The role of product marketing is built on a foundational layer of collaboration; the way you team up with and talk to those on the top floor can hugely impact the level of support you get and the level of success you breed.
Naturally, that means when you are engaging with C-suite, you want to be getting the most of your conversations. To help you do just that, Merill Corporation's VP of Product Marketing, Axel Kirstetter, took some time out to answer any questions on the topic.
Bad news folks, this AMA’s been and gone -- but there are plenty more in the pipeline. Head over to our AMA hub to see what topics and hosts are on the horizon.
Q: I've been in product marketing for several years but have recently joined a company where the role is brand new to them, and the piece I'm finding difficult is that initial "this is what I do and why I do it". Have you ever been in this situation? And what do you think is the best way to present that piece in a way that'll get everyone to understand and appreciate my role?
A: Yes, PMM has the challenge of sitting between the marketing and product pillars. I think you need to engage your stakeholders in a bi-directional discussion. "Here’s what I will do for you". Timeframes, measurement, resource allocation, audiences, etc. Here you need to get assurances that your items are relevant and impactful. This only comes via a sort of sign-off.
The bi-directional element comes in at the next step which is "and to accomplish these items here is what I need from you". To be successful you’ll need active support. Subject to who your stakeholder is, it’s reasonable to ask for participation in client meetings, customer discovery sessions, access to Sales for reviewing of assets, dedicated slots for product information in the communication and demand channels, etc.

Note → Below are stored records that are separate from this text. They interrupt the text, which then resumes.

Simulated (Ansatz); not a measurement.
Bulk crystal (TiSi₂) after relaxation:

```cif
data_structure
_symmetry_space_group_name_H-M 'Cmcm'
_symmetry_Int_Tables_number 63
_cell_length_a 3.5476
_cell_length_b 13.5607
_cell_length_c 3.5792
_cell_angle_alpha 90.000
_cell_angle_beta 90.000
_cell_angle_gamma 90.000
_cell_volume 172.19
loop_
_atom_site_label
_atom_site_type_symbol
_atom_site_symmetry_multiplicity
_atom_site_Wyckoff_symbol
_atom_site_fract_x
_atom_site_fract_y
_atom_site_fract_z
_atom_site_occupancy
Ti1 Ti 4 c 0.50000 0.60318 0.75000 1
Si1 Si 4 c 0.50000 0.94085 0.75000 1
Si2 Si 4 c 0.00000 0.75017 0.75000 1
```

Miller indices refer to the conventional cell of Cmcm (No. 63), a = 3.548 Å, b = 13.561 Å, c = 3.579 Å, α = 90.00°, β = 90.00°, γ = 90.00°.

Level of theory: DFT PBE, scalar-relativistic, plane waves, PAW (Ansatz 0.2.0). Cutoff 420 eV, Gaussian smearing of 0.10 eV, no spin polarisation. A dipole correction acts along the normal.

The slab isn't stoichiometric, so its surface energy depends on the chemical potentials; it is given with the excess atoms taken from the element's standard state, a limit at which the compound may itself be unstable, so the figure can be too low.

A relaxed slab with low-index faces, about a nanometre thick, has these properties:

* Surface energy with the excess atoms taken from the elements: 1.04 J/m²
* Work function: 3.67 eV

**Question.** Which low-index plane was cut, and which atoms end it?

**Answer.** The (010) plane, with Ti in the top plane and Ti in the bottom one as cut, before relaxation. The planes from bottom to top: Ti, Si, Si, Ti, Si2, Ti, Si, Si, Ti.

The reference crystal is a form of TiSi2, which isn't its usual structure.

Q: What do you think us product marketers can do on an individual level to get all people from the C-suite invested in our roles?
A: A lot of this comes down to your commitment to others and earning credibility over time. For example, a product will want to know what you’ll do for product adoption, sales for asset production, marketing for speaker availability, etc. I’m also a big believer in quarterly or semesterly business reviews that include revenue, against pipeline, campaigns that have been run quant./qual. input etc.
My simple definition of PMM is to be the expert in buyers. This isn’t the same as a customer or user. the buyer includes potential, past, and future buyers. Every department has an interest in understanding that.
Q: When you first entered product marketing, what were the biggest challenges you faced with the C-suite?
A: It’s always the same. Where should it sit (marketing, product) and what does it do. I find the reporting line secondary to the issue of measurement and impact. If the company needs PMM to sharpen the focus for demand gen and inside sales, then it makes sense to sit in marketing. If the challenge is more around positioning, competitive intel it makes sense to sit with the product.
As mentioned in responses to other blogs here, in establishing your charter:
- get sign off from execs on it
- ensure bi-directional relations are established
- keep focused on being the organization focal point for buyer expertise.
Q: I’m keen to know which execs you interact with most on a day-to-day/week-to-week basis? And what do your interactions typically look like? Are you given a seat at the table? What advice would you give to PMMs in an organization where there isn't a VP, Product Marketer fighting their corner higher up the ladder?
A: Day-to-day: sales, product, marketing. Weekly: service and legal. Monthly: finance and the CEO.
PMM needs to earn its seat at the table and the best way to do this is by being the focal point for buyer expertise, i.e. how the product is used, addressable market size, reasons for churn, sub-segments, segment profitability, etc. and this level of detail takes time to establish. Meanwhile, you need to be delivering on your charter and quarterly commitments, too.
Q: How would you manage a project where your key stakeholders dislike each other and won't cooperate with you or themselves? Or, perhaps they dislike you for whatever reason and are making your life hard?
A: Office politics is not an exclusive PMM domain. For project-specific collaboration, my recommendations are to make sure there is an agreed-upon charter in place including an exec sponsor. This charter should include goals, objectives, timeframes, etc. Report back on those, identify gaps and resource requirements, etc. If things get too heated, get back with the exec sponsor and check whether any of the goals have changed.
On a personal level, if it really is unbearable and you have explored the above option, maybe there are deeper cultural fit questions at play.
Q: I've been trying to figure out how to either initiate or influence a more market-driven process to product strategy, i.e. developing a good business case for products and/or significant features so the business is well-positioned to make decisions about what to develop based on revenue opportunity or ARR goals.
The organization is at a low level of maturity with respect to Product Marketing, as well as the idea of being market-led. Any insight and/or guidance on how to approach this? I'm focusing on creating alignment and developing a structure to decision rights but when it comes to getting the business case done, it has been like pulling teeth.
A: I have gone through this exercise a few times. From a PMM perspective, we have to reflect on how what we do provides value to buyers across their value chain. For example, email marketing, you have your list load phase, your template build and populate phase, send phase, result analysis phase, report out phase, CRM update phase, etc. Your tool needs to show value against all of these phases.
Ideally, these value chain phases include different audiences. Overlay that with good TAM, SAM, SOM, Penetrated definitions multiplied by a willingness to pay data and it becomes a really interesting discussion. I’d also add teaming up with Sales is a good exercise here. If multiple sellers mention a certain client cohort is interested in a certain type of functionality, there’s probably a market there making the business case easier.